When I am able to get away to Wayne County for rest and regrounding, I can still get up in the morning and walk down the road and see the same scene I saw as a kid hauling hay. There is constancy to rural Utah and a cultural and historical connection to the urban areas of the state. What may have been considered disadvantages in the past will rapidly, in the next century become advantages. The reason is clear:

Rural Utah has what people want – a combination of safety and security and sense of community and, through technology, the ability to conduct business in Hong Kong. Simultaneously.

Communities are like plants. Different plants prosper in different conditions and bloom at different times. No one can predict the future. But because of the unique combination of safety, security, sense of community and the ability to conduct business in Hong Kong, the 21st century will be the time that rural Utah blossoms.

There are global, social and economic trends shaping the emergence of the rural West, which are beyond the control of local and state leaders. The key then is to position those communities through planning, promotion and partnerships to make certain that the lives of rural Utahns converge economically and socially with where the world is headed.

How do we do that? It ultimately is up to each community. But today I present the state's general framework for the economic development of rural Utah in the 21st Century. It begins with two announcements and 10 guiding principles.

To consolidate and coordinate administration efforts in rural Utah, a Governor's Rural Office will be opened and with it a Governor's Rural Partnership, based in Cedar City. The office will be headed by Wes Curtis and accorded senior staff/cabinet status. The partnership will consist of the governor's office, Southern Utah University's Center for Rural Life, Utah State University Extension Service, the Utah Rural Development Council and the Department of Community and Economic Development.

The prime undertaking of the new rural office will be the 21st Century Communities program, the vehicle by which the administration's rural initiatives will be channeled.

Underlying both initiatives are 10 principles which will guide our advance into the future.

  • More people. Population growth in rural Utah has exceeded that of urban Utah for the last six years 3.2 percent per year, compared to 2.3 percent since 1990. Leading the way are Washington County at 6.4%; Grand, 5.3%; Summit, 5.3%; Beaver, 4.2%, Iron, 4.1%; and Sanpete, 4.1%.

  • Find new ways of earning a living. Agriculture and industry are mature. Global economics, competing uses of land and environmental pressures have made it difficult for employment in those areas to keep pace with population growth. Agriculture and industry will remain the foundation, but the impact of both will not remain proportionate.

  • Technology will change the way we live. In 1997, there is no place on the globe that is unreachable by the Internet. From a cell phone and laptop, Henrieville can contact – and do business – with Hong Kong.

  • Rural Utah's greatest assets will be people, setting and heritage. A sense of safety and community are premium in the world, drawing newcomers in droves. Increasing numbers of them will have imported incomes – they will live here but be paid from somewhere else. That trend will create service economies and infrastructure development by necessity. Communities should not expect 100-employee firms to spring up in their midst, but many small businesses of 46 workers will.

  • A generation of planners. Local planning by counties and communities has risen markedly in recent years, and it is a positive trend. Planning is the privilege and responsibility of local communities, and they do it best.

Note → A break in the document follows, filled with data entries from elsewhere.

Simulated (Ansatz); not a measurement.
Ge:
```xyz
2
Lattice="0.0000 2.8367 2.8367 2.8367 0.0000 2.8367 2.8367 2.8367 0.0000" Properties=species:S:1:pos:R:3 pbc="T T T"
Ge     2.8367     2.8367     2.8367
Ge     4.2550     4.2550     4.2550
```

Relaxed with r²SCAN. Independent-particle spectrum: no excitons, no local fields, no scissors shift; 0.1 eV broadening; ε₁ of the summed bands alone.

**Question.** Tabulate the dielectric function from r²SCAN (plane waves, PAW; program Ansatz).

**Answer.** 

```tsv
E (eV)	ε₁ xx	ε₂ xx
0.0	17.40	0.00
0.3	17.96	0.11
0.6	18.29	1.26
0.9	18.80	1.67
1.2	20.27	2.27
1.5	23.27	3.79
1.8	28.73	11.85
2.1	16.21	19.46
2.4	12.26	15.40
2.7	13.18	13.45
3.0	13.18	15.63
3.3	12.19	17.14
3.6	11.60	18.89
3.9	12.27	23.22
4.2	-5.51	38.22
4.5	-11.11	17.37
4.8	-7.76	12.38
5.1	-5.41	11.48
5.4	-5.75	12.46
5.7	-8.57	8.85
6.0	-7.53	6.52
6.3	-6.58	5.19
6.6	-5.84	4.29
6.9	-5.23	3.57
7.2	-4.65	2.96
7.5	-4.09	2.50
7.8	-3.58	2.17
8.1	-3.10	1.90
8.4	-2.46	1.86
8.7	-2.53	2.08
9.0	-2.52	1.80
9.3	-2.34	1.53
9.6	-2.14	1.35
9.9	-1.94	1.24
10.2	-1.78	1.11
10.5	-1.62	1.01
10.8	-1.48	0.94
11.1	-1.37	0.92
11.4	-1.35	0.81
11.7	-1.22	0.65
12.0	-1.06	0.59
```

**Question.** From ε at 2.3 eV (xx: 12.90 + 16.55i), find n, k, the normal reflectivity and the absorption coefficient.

  • Political and sociological differences. Newcomers drawn to rural Utah by the setting, safety and sense of community will have mindsets, beliefs and lifestyles that may differ markedly from those they join, creating tension. The ability to act civilly and manage political and sociological differences is critical for preserving quality of life.

  • Focus state and local government efforts. The Governor's Rural Office and Rural Partnership will bring together some 100 organizations that have handled economic development in rural Utah but lacked the resources of money and staff to form critical mass. Consolidation and coordination will bring focus.

  • Communities of the 21st Century. The objective of economic resettlement will be to develop rural Utah into a network of communities that blend small-town quality with global sophistication.

  • Defining rural Utah and measuring success. Rural Utah consists of hundreds of vastly different communities. Some remain much the way they have for years. Others, like St. George and Washington County, are no longer rural in the way they were before. Successful economic resettlement will be achieved one community at a time and measured one community at a time.

  • Local leadership determines the outcome. Every economic development success in rural Utah over the past 25 years has come as a result of local leaders stepping up, defining what they want their community to be, and making it happen.

State government has provided the framework for 21st century positioning, and it also will channel resources, advice and financial incentives. What it cannot do is conduct planning for a community, guarantee success or define quality. The latter point was driven home recently by a rural county commissioner. While discussing a project the state could do in partnership, I used the phrase, "This could change the county in a significant way." The commissioner liked the proposal but didn't care much for the choice of words. He said, "You don't get it. We don't want it to change." Point taken. It is not the governor's or state's job to define what a community thinks of as quality.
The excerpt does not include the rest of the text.